Kernel Traffic #78 For 31 Jul 2000

By Zack Brown

Table Of Contents


There were a number of important threads about IDE problems, but some of them seem to still be ongoing, so I've moved all the related threads into the same bucket and will cover them together when they're done. Thanks go to Dylan Griffiths for pointing out a number of significant Subject lines in the whole debate.

Mailing List Stats For This Week

We looked at 748 posts in 3152K.

There were 396 different contributors. 139 posted more than once. 131 posted last week too.

The top posters of the week were:


1. Reliable MDA Card Detection
9 Jul 2000 - 24 Jul 2000 (27 posts) Subject: "MDA video detection request."
Topics: Assembly
People: Mike A. HarrisJames SimmonsAlan CoxMatan Ziv-Av

Mike A. Harris asked succinctly, "Anyone know how to reliably detect an MDA card (in-kernel) in a system that may have multiple adaptors (PCI/vga/MDA) multihead setup?" Edward Betts pointed him to 'drivers/video/mdacon.c', but James Simmons objected, "The current code to do detect MDA fails for some cards. I tried it on my Matrox Millenium card and it detected it as a mda card. At the time I was also running vgacon and I was testing to see what would happen if mdacon was called with no MDA card. I was hoping it would fail." Soeren Sonnenburg posted some interesting assembly code he'd found somewhere on the net, that attempted to do the detection. Matan Ziv-Av said this wouldn't work on non-Hercules MDA cards. He added that VGA cards might also emulate the behavior the algorithm checked for. Alan Cox replied:

The reliable way to detect an HGA card is to run through the VGA/EGA detect and only if VGA/EGA fails then check that the light pen port is changing value as you would expect. The light pen port check is used heavily - clone Herc cards emulate its behaviour even if they dont have one

This is well documented in some of the PC video books

But Matan pointed out, "The system has both vga card and mda card, so the vga test will not fail. The light pen ports are not available on mda cards, but only on hercules and compatibles."

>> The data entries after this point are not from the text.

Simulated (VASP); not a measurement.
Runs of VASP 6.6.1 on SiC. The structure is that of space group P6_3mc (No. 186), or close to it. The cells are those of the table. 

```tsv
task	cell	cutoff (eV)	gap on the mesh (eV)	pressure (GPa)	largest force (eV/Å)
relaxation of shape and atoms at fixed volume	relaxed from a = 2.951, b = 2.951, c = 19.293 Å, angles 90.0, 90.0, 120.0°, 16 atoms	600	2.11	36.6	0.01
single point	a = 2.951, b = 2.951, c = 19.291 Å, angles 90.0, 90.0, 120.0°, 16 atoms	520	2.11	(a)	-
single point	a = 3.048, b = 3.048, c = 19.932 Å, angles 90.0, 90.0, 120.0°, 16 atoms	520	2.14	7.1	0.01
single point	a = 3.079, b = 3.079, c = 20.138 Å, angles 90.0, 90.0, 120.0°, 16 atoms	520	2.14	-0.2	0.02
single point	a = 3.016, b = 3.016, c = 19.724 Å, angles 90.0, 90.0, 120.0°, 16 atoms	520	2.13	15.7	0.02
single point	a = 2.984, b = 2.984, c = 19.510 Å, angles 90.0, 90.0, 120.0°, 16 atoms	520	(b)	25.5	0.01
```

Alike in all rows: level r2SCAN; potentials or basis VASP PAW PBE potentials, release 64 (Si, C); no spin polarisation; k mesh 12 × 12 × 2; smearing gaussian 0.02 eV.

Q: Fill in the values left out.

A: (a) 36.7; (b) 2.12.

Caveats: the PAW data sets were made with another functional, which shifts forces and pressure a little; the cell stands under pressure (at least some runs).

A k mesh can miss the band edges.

Later in the thread, James posted a very short patch from Matan, that attempted to correctly identify the presence of MDA cards. He invited testers, and Ferenc Bakonyi reported success with 3 different Hercules cards, and a Riva 128 (Asus V3000) VGA card.


2. Filesystem Corruption On Western Digital Hard Drives
13 Jul 2000 - 18 Jul 2000 (12 posts) Subject: "2.4.0-test4 Corrupt filesystems"
People: Andre HedrickRoger Larsson

Someone reported filesystem corruption with 2.4.0-test3-pre7 and then again with 2.4.0-test4. He listed some of his system information:

Andre Hedrick replied, "How many FS's have to die before people quit trying to do UltraDMA on WDC drives?" For more on WDC drives, see Issue #54, Section #2  (28 Jan 2000: WDC Drives: Strange Requirements) .

Roger Larsson checked out the WDC home page, and said that it looked like newer disks should be OK, and that AC22100H was dependent on revision. The original poster gave a pointer to the Western Digital Linux FAQ ( that seemed to be what Roger had referred to. Andre Hedrick was extremely skeptical, and replied to Roger:

Until they prove it and I have an ata-analyser to observe the traces, I will not believe them. You know it is funny what you get to here and know when you are a full voting member of NCITS-T13-AT-Attachemnt Standards Committee. I believe the folks that I work with on the committee. I also asked WDC point blank about the issue, and got a NOP answer.

They know that all they have to do is call me on my cell and tehy will get me. So unless you are with WDC and will make a public counter statement to the facts and submit proof, web-propaganda does not cut it for me.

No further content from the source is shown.